Jim Rosenberg's Aesthetics
As an author of hypertext poetry, Jim Rosenberg is interested in questions rather than answers. He is an experimental artist whose work playfully manipulates a variety of compositional styles. Rosenberg attributes a great deal of his artistic influence to John Cage and the work of the Concrete Poets in their explorations into the visual nature of language and the printed word. As an artist working in a radical new age of technology Rosenberg is attracted to the possibilities he sees as inherent in the expansive art form of hypertext poetry.
Rosenberg's aspirations for the future of technological art echo those of earlier Twentieth Century aesthetic movements. As a dynamic participant in the creation of innovative technological art Rosenberg cautions artists away from simply replacing currently existing aesthetic notions with a new version just for the sake of difference. He advises his audience, and fellow artists, that "A sincere and conscientious avant garde must have as its goal expanding the field of possibilities for making art." His advice for the inventive artist echoes the voice of the 1924 Surrealists as they declared their "exaltation of mystics, inventors and prophets." Rosenberg sees authors of hypertext poetry and art as inventors and prophets in a new age of technology with dynamic possibilities for artistic expansion. As an active contributer to the evolution of technological arts Rosenberg demonstrates an informed interest in the influences of past aesthetic movements simultaneous with a creative interest in radically new poetic experiments.
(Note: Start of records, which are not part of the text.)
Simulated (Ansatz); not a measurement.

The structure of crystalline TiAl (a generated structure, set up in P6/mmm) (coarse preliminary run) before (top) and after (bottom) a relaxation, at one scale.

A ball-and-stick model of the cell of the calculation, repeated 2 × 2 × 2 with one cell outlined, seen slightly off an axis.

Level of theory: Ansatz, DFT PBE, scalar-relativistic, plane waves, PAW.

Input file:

The integration of the visual with the semantic in hypertext poetry allows Rosenberg to create his own unique language of symbols in his poetry. Some of his works expose an interest in collage, and the presentation of layered language. In his "Interactive Works" Rosenberg places one word upon another word to illustrate the simultaneity of multiple, often contrasting, meanings emitted through language. These layered words also emerge, move, and disappear as time passes thereby placing each word in the text in a specific moment. His visual poems reveal an interest in the momentary, impressionistic qualities of language and meaning. These playful orchestrations of words in time and space emerge out of his attraction to the "structural relationships" between clusters of words placed on the page / screen. Similar to John Cage's experiments with "tone clusters" in music, Rosenberg delves into this unique symbolic concept through his own experiments with "word clusters" in poetry.
The interpenetration of one word-meaning as it merges with another word-meaning exposes the relational aspects of language and meaning. Rosenberg's focus on meaning as emergent from the structural relation between two separate entities is similar to the aesthetic theory of the Futurist's. The aesthetic philosophy of the Futurist movement borrowed a great deal from the work of Henri Bergson. In his 1910 text, Matter and Memory, Bergson asserted that an "object borrows its physical properties from the relations which it maintains with all others, and owes each of its determinations, and consequently its very existence, to the place which it occupies in the universe as a whole" (Rye 37). Like Bergson, the Futurist aesthetic judged the image of the isolated object an absurdity because objects in the world are necessarily interactive. It is out of this condition of relation that objects, words, colors, lines, textures... in essence symbols generate meaning.
Rosenberg's poems, from his linear works to his highly complex "Intergrams" and his "Diagrams Series 4", are experiments in the creation and use of symbols and their corresponding structural relationships. The style of his work depends upon the integration of the visual and the semantic. Through these experiments Rosenberg both realizes a new possibility for the art of hypertext poetry and opens up yet another pathway for artistic expansion.